Inside Story America

Will Mexico’s new president bring change?

As Enrique Pena Nieto assumes the presidency of Mexico, we ask what challenges he is facing.

When Enrique Pena Nieto is inaugerated in Mexico City it will mark the return to power for the Institutional Revolutionary Party (PRI). But in what condition has Felipe Calderon left the country?

We are protesting against the imposition, but not against the president, but the whole system, the whole corrupt democracy that is not really hearing the citizens. Here in Mexico we don’t really feel represented by the government.

– Rodrigo Serrano, Yo Soy 132

Pena Nieto has promised his government will be “modern, democratic and transparent,” in contrast to the autocracy and corruption that characterised the 71 years of PRI rule that concluded in 2000.

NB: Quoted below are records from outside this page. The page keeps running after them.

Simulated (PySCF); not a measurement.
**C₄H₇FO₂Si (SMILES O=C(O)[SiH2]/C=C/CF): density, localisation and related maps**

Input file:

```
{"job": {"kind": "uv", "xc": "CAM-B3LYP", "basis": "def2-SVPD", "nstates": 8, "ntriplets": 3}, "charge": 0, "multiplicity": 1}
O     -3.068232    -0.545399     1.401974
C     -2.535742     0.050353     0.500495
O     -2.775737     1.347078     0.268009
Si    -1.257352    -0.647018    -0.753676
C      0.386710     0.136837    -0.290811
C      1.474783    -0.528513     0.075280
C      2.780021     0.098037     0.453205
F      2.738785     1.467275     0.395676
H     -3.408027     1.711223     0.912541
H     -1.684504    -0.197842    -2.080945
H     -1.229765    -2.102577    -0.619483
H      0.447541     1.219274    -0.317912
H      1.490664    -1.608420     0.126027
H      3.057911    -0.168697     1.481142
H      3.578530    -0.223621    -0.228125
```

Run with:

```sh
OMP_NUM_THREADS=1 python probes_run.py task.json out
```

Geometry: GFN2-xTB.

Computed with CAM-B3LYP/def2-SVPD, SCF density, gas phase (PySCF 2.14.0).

And for the new leader there is much to do. More than 60,000 people lost their lives over the last six years in Felipe Calderon’s ‘war on drugs’.

The US State Department currently advises Americans not to visit 19 of Mexico’s 31 states.

The Mexican economy hardly thrived under Calderon, growth rates have been sluggish and poverty rates increased while he was in power.

Since Calderon took office in December 2006, the number of people living in poverty – making less than $100 a month – rose from 43 per cent to 46 per cent.

“We don’t have much concern in the US but Pena Nieto’s campaign spent hundreds of millions of dollars and I would agree that the actual vote was reasonably fair. But so much money went into the mass media and in mailings and in various incentives that it was pretty much like an American election.

– George Grayson, College of William and Mary

The government says 2.6 million jobs were created in six years but that fell short of the estimated 6 million needed to meet the demands of a rapidly expanding population.

Calderon has argued that he had a legal and moral obligation to launch a counter attack on violent drug traffickers. He deployed federal troops against them days after he took office in December 2006.

Now some 45,000 army soldiers and 20,000 federal police officers are deployed across the country but the number of homicides has risen 36 per cent over the previous administration – at least 101,199 over the course of the six-year term in 2006. There were also 3,300 hectares of land under cultivation for illegal drugs – by 2012, that number has ballooned to 19,500 hectares.

So as Mexico gets a new leader from its oldest political party, can Pena Nieto bring change and progress? And what are the key challenges facing Enrique Pena Nieto?

Inside Story Americas, with presenter Shihab Rattansi, analyses with guests: Rodrigo Serrano, one of the founders of the Yo Soy 132 or the I Am 132 movement; Laura Carlsen, the director of the Americas Program at the Center for International Policy; and George Grayson, a professor of Latin American politics at the College of William and Mary.

“There still are doubts about the legitimacy of the election – not so much as to whether or not he really won the vote because there was a 3 million vote difference – but as to what kind of tactics his campaign used in terms of the widespread vote buying. This is a particular concern to Mexican citizens because his party, the Institutional Revolutionary Party, the PRI has a long history of using fraudulent in elections but not only that but with governing with corruption.”